There seem to be as many explanations about the difference as there are explainers. But the best description we've seen goes as follows.
The difference between a casino cheque and a chip is that the "cheque" has a monetary value, while the "chip" doesn't. For example, when you sit down at a blackjack table and give the dealer $100 in cash, he reaches into his rack and hands you 20 red cheques -- a straight exchange of money for little round disks worth the same number of dollars.
An example of chips, meanwhile, is the colored "wheel chip" at roulette. If you take one of these white, brown, gray, yellow, or blue chips to the cashier's cage, you can't cash them. The value of wheel chips is determined at the table when they're bought. A white chip might be worth $1 today and $100 tomorrow.

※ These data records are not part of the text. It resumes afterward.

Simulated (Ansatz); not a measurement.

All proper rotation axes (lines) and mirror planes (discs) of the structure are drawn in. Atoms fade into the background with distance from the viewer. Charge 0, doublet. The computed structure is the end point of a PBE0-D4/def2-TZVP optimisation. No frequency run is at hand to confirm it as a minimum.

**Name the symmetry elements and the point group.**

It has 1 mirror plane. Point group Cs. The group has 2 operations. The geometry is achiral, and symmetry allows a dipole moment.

"Tokens" are another wrinkle on casino currency. Tokens are generally used in slot machines, although some are used at blackjack tables to pay off uneven bets.
In addition to having specific dimensions, the name of the casino, the monetary value, and the manufacturer's name or logo must all be visible on the cheque. The differing denominations must be differentiated in design in such a manner as to be discernible by the eye in the sky. Baccarat cheques must have a different diameter than those for other casino games, and the same holds true for any chips issued by the sports book.
Similar requirements are in place for tokens, although these are to denote denomination, right down to the number of serrations on the edge. Even their metallic composition is mandated by statute. Now that the vast majority of casinos have gone to cashless slot machines, tokens are largely an anachronism, of more value to collectors than players.
Casino cheques, by contrast, are manufactured from a compound that includes sand, chalk, even the kind of clay you put in your cat's litter box. The inserts around the edge are either manually or mechanically inserted, then baked at 300 degrees. A century after clay-based cheques became standard casino equipment, in the 1980s, ceramic chips were introduced. These had the advantage that the name of the casino, the denomination, and the manufacturer's logo could be printed across the entire chip, not just in the inlaid sections.
The newest wrinkle in cheque manufacturing is the embedding of radio-frequency-identification (RFID) tags. Wynn Las Vegas was the first casino to employ RFID chips, in 2005.
Not only does this enable the house to monitor the movement of cheques across the casino floor, it can remotely deactivate the RFID tag, rendering the cheques non-negotiable: Bellagio used the latter technique to foil a chip scam after a helmeted gunman had robbed the casino floor of $1.5 million worth of cheques. (To be extra careful, Bellagio retired the chips in use on the floor and replaced them with a "secondary set" -- a duplicate but distinct backup set that always exists for use in such scenarios.)
RFID chips are less costly than you might expect, averaging around $2.50 apiece to make, compared to around $1.50 to make a non-RFID cheque.
Using RFID cheques, the casino can determine how much you buy in for and where you play it off, and use that information to keep you in the game longer with well-timed drinks and services catered to your activity. If you're playing with high-denomination cheques, it's almost guaranteed that the casino knows what you're up to.